Sunday, February 23, 2014

Baseball Is The Best Sport: Statistically Proved

(Disclaimer: only four sports are included, so at most I'm claiming that baseball is the best of the four. A game like golf, where you're not really counting up from zero and trying to get as high as possible, is really impossible to analyze using the technique of this post.)

A few weeks ago, a friend of mine noticed that a basketball team was losing by about sixty points. Well, okay, he appears to have misplaced the tens column by one; he said they were losing by 66 points, but it was actually 56 points. It was the Philadelphia 76ers, losing very badly to the Los Angeles Clippers, on February 9th. They ended up losing 123-78, a margin of a meager 45 points. He was shocked, though, that a professional basketball team could be losing by that kind of margin. (Note that this particular friend is really into sports, all sports actually, and is very knowledgeable about every sport, so his shock and disbelief is pretty meaningful.)

Responding to those comments, I began a statistical analysis of the relationship between average score and variance of score in the four major American team sports: baseball, football, basketball, and hockey. I completed that analysis a few minutes ago. (In between I was doing other things.) There are a number of interesting findings, but I shan't bury the lede: my initial intuition was very much correct that basketball scores vary a lot less in comparison to their average value than those of the other sports. Especially baseball. Baseball has the highest ratio of variance to average. Thus the title. You can see if you think I'm right.



So, the numbers. These are taken from the most recently completed regular season of each sport; as basketball and hockey are in season presently, that means they're using the 2012-13 seasons' data.

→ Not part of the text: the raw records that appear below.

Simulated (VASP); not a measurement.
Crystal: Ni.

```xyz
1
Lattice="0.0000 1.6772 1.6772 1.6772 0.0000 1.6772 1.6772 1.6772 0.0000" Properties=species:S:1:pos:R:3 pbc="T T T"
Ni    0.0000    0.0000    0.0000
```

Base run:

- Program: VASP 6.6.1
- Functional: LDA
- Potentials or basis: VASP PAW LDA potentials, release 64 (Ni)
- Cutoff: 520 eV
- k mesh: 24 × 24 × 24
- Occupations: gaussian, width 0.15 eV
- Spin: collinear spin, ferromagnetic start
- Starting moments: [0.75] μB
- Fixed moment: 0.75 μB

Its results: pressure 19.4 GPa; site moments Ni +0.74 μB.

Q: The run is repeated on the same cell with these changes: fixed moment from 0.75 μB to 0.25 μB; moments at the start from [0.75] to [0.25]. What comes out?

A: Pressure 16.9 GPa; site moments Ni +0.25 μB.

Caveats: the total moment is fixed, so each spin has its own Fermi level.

In the 2013 MLB season, each team scored an average of 4.166 runs per game. Team scores had a standard deviation of 2.952 runs. This standard deviation was 70.86% of the average score.

In the 2013-14 NFL season, each team scored an average of 23.408 points per game. Team scores had a standard deviation of 10.217 points. This standard deviation was 43.65% of the average score.

In the 2012-13 NBA season, each team scored an average of 98.138 points per game. Team scores had a standard deviation of 11.631 points. This standard deviation was 11.85% of the average score.

In the 2012-13 NHL season, each team scored an average of 2.767 goals per game. Team scores had a standard deviation of 1.634 goals. This standard deviation was 59.04% of the average score.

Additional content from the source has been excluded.